It’s been said that you can tell a book by its cover. You can also tell a book by those who endorse it. Consider Alan Dershowitz’s Blasphemy: How the Religious Right is Hijacking our Declaration of Independence. The book is endorsed by at least two high-profile published atheists (Steven Pinker and Sam Harris), the president of the ACLU (Nadine Strossen, who speaks to atheist groups and may be an atheist herself), an anti-Christian and self-avowed atheistic Congressman (Pete Stark, D-CA), and the Executive Director of Americans United for Separation of Church and State (Barry W. Lynn) who rarely has anything good to say about religion and the public square and whose organization takes the atheist position in court battles.
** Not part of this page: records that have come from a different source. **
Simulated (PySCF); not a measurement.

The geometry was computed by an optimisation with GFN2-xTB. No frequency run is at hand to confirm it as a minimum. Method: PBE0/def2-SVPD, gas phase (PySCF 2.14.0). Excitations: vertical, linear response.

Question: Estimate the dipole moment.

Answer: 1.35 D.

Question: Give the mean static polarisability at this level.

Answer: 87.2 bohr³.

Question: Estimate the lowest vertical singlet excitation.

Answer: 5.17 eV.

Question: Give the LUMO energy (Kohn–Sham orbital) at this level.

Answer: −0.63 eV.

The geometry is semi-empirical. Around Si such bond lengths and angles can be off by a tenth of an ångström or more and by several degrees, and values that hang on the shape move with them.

Their endorsement of Blasphemy and its defense of the Declaration of Independence over against its Christian interpreters made me laugh out loud. How can any of these critics denounce the “Christian Right” and its use of the Declaration when the Declaration asserts that our “inalienable rights” are an endowment from the Creator?
“We hold these truths to be self-evident, that all men are created equal, that they are endowed by their Creator with certain unalienable Rights, that among these are Life, Liberty and the pursuit of Happiness.”
Dershowitz and his atheistic supporters are hypocrites. Their attack should be on the Declaration itself since it not only grounds our nation’s most fundamental rights in a Creator, but it also acknowledges that this Creator is “the Supreme Judge of the world.”
In his chapter titled “The Christian Right’s Strategy,” Dershowitz attacks “serious scholars” who argue that the Declaration includes Christian elements.
Anson Phelps Stoke [sic], author of a three-volume study of church and state in America, published in 1950, argues that Christian values “permeate” the Declaration of Independence. “The ideal of the Declaration is of course a definitely Christian one,” especially when “considered along with the references to the Deity.” He believes the Declaration is based on “fundamental Christian teachings,” including “our duties toward God.”
Stokes was not a part of the Christian Right since it didn’t exist in 1950. So it seems that Dershowitz’s Christian conspiracy theory is just like so many other conspiracy theories—contrived to obscure the truth. If a non-Christian like Stokes believed the “Declaration may be accepted as evidence that the founders of the country . . . were sympathetic with the fundamental theistic belief and with the moral and social teachings of the Gospels,” then it seems that Christian Right defenders of the Declaration can’t be too far off the mark if they believe something similar.
Dershowitz admits that “it would be wrong to conclude that the Declaration of Independence supports the entire agenda of those who would remove all references to God from public pronouncements. Although that would be my strong personal preference, I cannot find support for it in the history or text of the Declaration.” So what would be Dershowitz’s substitute for the God-language of the Declaration and countless other official government documents that mention God and Jesus Christ? For Dershowitz, Nature is our god. “Ultimately all scientific, empirical, or logical arguments for God’s existence must fail under the accepted rules of science, empiricism, and logic. The only plausible argument for God is an unscientific, antiempirical, and illogical reliance on blind (deaf and dumb) faith—precisely the sort of faith Jefferson rejected.”
Dershowitz’s dilemma is that he has no way to account for science, logic, and morality given his materialistic assumptions. At least Jefferson had enough sense to recognize he needed a god, even if it was a god of his own invention, to make his worldview work. Dershowitz, writing in his book Shouting Fire, admits that “the diverse components of nature” cannot “be translated into morality, legality, or rights.” Without God as the grantor of rights, as the Declaration declares, Mr. Dershowitz has no way to account for rights and certainly no way to legitimately secure them.
 Alan Dershowitz, Blasphemy: How the Religious Right is Hijacking our Declaration of Independence (Hoboken, NJ: John Wiley & Sons, Inc, 2007).
 Dershowitz, Blasphemy, 85.
 Anson Phelps Stokes and Leo Pfeffer, Church and State in the United States, rev. one-volume ed. (New York: Harper & Row, 1964), 85.
 Dershowitz, Blasphemy, 70.
 Dershowitz, Blasphemy, 39.
 Alan Dershowitz, Shouting Fire: Civil Liberties in a Turbulent Age (Boston: Little, Brown, 2002), 11. Quoted in Dershowitz, Blasphemy, 37.